The site allowed students to post anonymous comments for and
about each other. These ranged from the touching (“The girl who sits in front
of me in Greek Drama doesn’t know how beautiful she is”) to the tragic (“My
roommate was molested as a kid and I hear him crying every night.”) But
anonymity was hard liquor, making those who partook bold, and soon the kid
gloves were off and names flying. I laughed at the site, the cruelly spot-on
sartorial disses and the back-alley secrets revealed. I even laughed a little
when my friends were thrown under the bus. “Someone in my experimental video
workshop called me an ass clown!” a male friend cried. “And they said I look
like George W. Bush!” My best girlfriend, meanwhile, was decried as “slutty
enough so that she’s most likely pregnant, but if she were the baby would
probably die inside her.” I comforted the wounded parties, but I still
laughed—and I laughed until the first Lena Dunham–centric posting appeared.

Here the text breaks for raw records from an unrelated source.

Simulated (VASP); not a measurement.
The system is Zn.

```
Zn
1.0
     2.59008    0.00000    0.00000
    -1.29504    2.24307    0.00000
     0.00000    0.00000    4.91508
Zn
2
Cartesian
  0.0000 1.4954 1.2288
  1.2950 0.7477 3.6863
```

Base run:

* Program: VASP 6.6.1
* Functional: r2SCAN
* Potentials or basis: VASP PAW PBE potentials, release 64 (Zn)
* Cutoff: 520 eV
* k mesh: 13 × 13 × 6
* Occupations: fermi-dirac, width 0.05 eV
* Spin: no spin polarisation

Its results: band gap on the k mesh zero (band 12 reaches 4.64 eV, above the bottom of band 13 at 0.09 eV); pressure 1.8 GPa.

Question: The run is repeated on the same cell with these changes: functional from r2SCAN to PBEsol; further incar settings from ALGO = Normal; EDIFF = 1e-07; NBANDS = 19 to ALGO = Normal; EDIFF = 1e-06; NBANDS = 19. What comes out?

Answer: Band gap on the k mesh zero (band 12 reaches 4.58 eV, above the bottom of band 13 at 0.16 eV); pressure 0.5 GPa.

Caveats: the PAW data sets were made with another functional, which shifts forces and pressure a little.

Then what I experienced was akin to the shame-on-me shock of
realizing that a guy who seduced you while he had a girlfriend has seduced
someone else now that you’re his girlfriend. I read it again and again, turning
the phrase in my mind like a marble: “Lena Dunham is a stupid whore.” I didn’t
know who would have written it—I tried hard to be sweet to everyone. And the
fact was I wasn’t a whore. My
intelligence is, of course, up for debate, but “whore” has a pretty specific
meaning, and even now, two years out of college in a recession, I haven’t
crossed the sex-for-money line.
A few days later, another appeared: “No one would have sex
with Lena Dunham unless they’re into fat little pigs in spotted dresses.” Now
this one was just absurd, but it was the second crumb in a trail I was
convinced led to a Gender Studies classroom foe who needed vanquishing.
But the third post proved the least conclusive and, in some
odd way, the most hurtful: “Lena Dunham is in my World War I History Seminar.
And she’s perfectly nice, just not my cup of tea.”